Industrial scale torture. Systematic, massive killings and displacement. Skyrocketing poverty, childhood malnutrition, birth defects. Scarcity of power, sanitation, food and water. Having sustained nearly two decades of U.S.-led war, sanctions, and occupation, life in Iraq has become unbearably miserable and desperate. Yet while official U.S. advocacy for "never-ending war" in Iraq and its Middle Eastern environs has only intermittently wavered, popular U.S. support for the prospect has drastically waned. Indeed the U.S. government and its allies face an unprecedented legitimation crisis over their decades-long military rampage throughout Middle Eastern regions considered key to Western control and dominance of global labor and resources.

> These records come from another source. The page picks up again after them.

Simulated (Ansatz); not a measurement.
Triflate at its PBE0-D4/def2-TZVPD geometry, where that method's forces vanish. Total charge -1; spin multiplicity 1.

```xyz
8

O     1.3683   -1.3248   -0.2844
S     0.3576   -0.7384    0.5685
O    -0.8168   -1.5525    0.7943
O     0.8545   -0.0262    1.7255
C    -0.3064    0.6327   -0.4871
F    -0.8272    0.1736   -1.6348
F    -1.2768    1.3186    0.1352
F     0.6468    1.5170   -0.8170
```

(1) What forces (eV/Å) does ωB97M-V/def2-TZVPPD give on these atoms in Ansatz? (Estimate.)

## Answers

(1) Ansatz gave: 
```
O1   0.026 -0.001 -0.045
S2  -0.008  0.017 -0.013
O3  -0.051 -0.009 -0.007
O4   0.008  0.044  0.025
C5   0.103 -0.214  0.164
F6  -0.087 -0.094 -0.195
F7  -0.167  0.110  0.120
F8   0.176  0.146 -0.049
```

Corporate and mainstream media and film have been instrumental in attempting to contain this crisis by propagating rationales and justifications for the ongoing war and occupation. As S. K. Gupta writes in the November 2007 issue of Z Magazine, for instance, continued U.S. perpetration of a "never-ending war" that is largely responsible for a "hellish existence for Iraqi civilians" would be impossible "unless a majority of the public believed G.I.s are there to protect Iraqis" (24). Sadly, this and similar rationales are prevalent and widespread, and where they are not, public expressions of protest and critique are subject to increasingly sophisticated techniques of suppression and surveillance aimed at stifling principled dissent and fragmenting organized resistance to the war.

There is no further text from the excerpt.